After years of good intentions, we finally went up the Brienz Rothornbahn, a cogwheel train that saves you all the hard work of climbing the mountain to catch an amazing view of the Berner Oberland mountain range, including the Eiger and Jungfrau. Our family wasn’t up for a long hike this day, so we were happy to simply ride the train and have a meal with a view.
The train ride takes an hour each way, so you have plenty of time to enjoy the scenery and chat with your neighbors. At the top, there are two restaurants and two short walks (not stroller friendly) to higher elevation lookouts. There are proper hikes, but all quite long and not particularly family-friendly. From the top, it’s about 2hrs to the mid-station, then another 2hrs to the bottom. The trails looked nice enough, but I’d probably prefer to hike elsewhere with my kids. Overall, I thought it was a nice, if a bit lazy, day out. Like nearby Niederhorn or Niesen, this is a particularly good option for those with mobility issues that still want to experience the Swiss alps.
If you’re not hiking, this isn’t really a full-day activity. So you might consider combining this with the nearby Giessbach Falls, which are conveniently accessed by boat from the ferry dock immediately opposite the Rothornbahn. Other half-day options in the area are Reichenbach Falls and Aare Gorge.
|Location:||Bernese Oberland Switzerland|
|Address:||Hauptstrasse 149, 3855 Brienz|
|Car:||1hr20 from Zurich|
|Train:||2hr20 from Zurich|
|Trail:||various, not great options for small children|
|Open:||June through October|
|Prices:||Adult CHF 88, two children under 16 free with adult
SBB Halbtax accepted
Drive to Brienz. The Rothornbahn is directly opposite of the Brienz train station and ferry dock, so good for those without a car. There are a few parking spots at the train station and a couple metered lots a couple blocks west of the Rothornbahn, behind the Coop.
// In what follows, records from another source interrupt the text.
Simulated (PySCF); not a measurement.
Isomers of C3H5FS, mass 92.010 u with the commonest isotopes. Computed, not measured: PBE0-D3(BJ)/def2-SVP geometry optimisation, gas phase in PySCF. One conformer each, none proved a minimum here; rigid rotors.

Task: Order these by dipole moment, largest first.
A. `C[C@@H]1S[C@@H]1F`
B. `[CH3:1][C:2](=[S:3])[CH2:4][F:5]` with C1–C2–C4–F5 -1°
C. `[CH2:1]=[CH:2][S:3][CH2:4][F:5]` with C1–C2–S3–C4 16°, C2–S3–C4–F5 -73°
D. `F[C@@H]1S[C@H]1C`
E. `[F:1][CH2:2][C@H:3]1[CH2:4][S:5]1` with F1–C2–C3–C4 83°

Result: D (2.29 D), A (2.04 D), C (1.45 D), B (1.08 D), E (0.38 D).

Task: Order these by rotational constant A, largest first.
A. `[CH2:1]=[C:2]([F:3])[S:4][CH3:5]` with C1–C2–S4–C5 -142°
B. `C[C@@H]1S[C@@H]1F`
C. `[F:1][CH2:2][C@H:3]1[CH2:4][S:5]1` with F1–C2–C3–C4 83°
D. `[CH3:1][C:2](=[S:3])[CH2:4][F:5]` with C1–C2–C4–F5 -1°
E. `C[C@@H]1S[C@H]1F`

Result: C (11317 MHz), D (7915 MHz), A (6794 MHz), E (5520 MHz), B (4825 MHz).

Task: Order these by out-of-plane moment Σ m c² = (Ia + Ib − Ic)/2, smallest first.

The train only runs once an hour, so time your arrival. We went on a hot sunny public holiday at mid-day, arriving 5 mins before the train would leave and got the last parking spot and last seats on the train. Lucky us, but not ideal. Get there early in the day and give yourself some time to get settled before catching the train. Although our train was packed, I noticed on our way back that the 14:30 train was quite empty. So maybe afternoon is also a good time to go.
This is an expensive train, however, they accept Halbtax and children ride for free. They also run an early bird special, giving you a fare discount if you take the 8:36 train. They have all sorts of special events and experiences. See the website for details.
Here’s the view of Brienzersee as you first start up the mountain. I recommend sitting on the left side of the train as you face up the mountain. Both sides are nice, but the left side has more open views.
Looking back towards Brienzersee. The train is open air, but it does have glass windows that slide down in cold and inclement weather.
The train passes through a few tunnels. You’ll also pass a train coming the other way, which was fun for all the passengers. Lots of people waved or gave high-fives to people in the other train as it passed.
One of the many beautiful views as you go up the mountain.
It’s really quite amazing how high up you get on this train. Such ambitious engineers.
After an hour, the train stops here. There is WC here and it’s a two minute walk to the first restaurant.
Here’s the outdoor seating for the first restaurant. There’s tons of seating inside as well, in case the weather is bad. The small gift shop inside sells some really cool retro postcards of the area.
Our table with a view. The food wasn’t anything special, but the setting was top-notch. The menu is typical Swiss (wurst, aelpermagrönen, rösti, salads, etc.) with typically high Swiss prices. They do have children plates for about 9chfs. They also brought us colored pencils and placemats for coloring.
There’s another restaurant a couple minutes further up. That one has sun umbrellas, which we could have really used on that hot day. I’d try that one if we went again. There’s also a cable car that descends into the valley on the other side.
On the far side of the restaurant, there are some stairs on your left leading to a sun terrace with tables. I don’t know if it’s officially part of the restaurant or what. But you could probably picnic up there without anyone bothering you. There are some lounge chairs as well if you want to soak in some rays.
This pic is from the terrace, looking east to the lookout point, our next stop.
The path continues past the restaurants and on to a higher elevation lookout point. The trail starts paved but quickly gets lumpy and quite unsuitable for strollers. In the distance above the restaurant, you can see another lookout point, to which you can also hike. As you can see, our little hiker was not so motivated.
To make things more interesting, we left the path and scrambled up the rocks.
From the lookout point, you get a beautiful view of the valleys to the east.
After a hour and half, we had done pretty much everything we could do up there. We were worried that the descending train would be as full as the one we took up, but happily it wasn’t. We wondered why the conductor didn’t open up all the benches and made everyone fill up the other benches. Then when we reached the middle station in Planalp, many people (perhaps those who had hiked down through the lovely wildflowers below) were waiting there to get on and ride the rest of the way down. So those benches were reserved for them.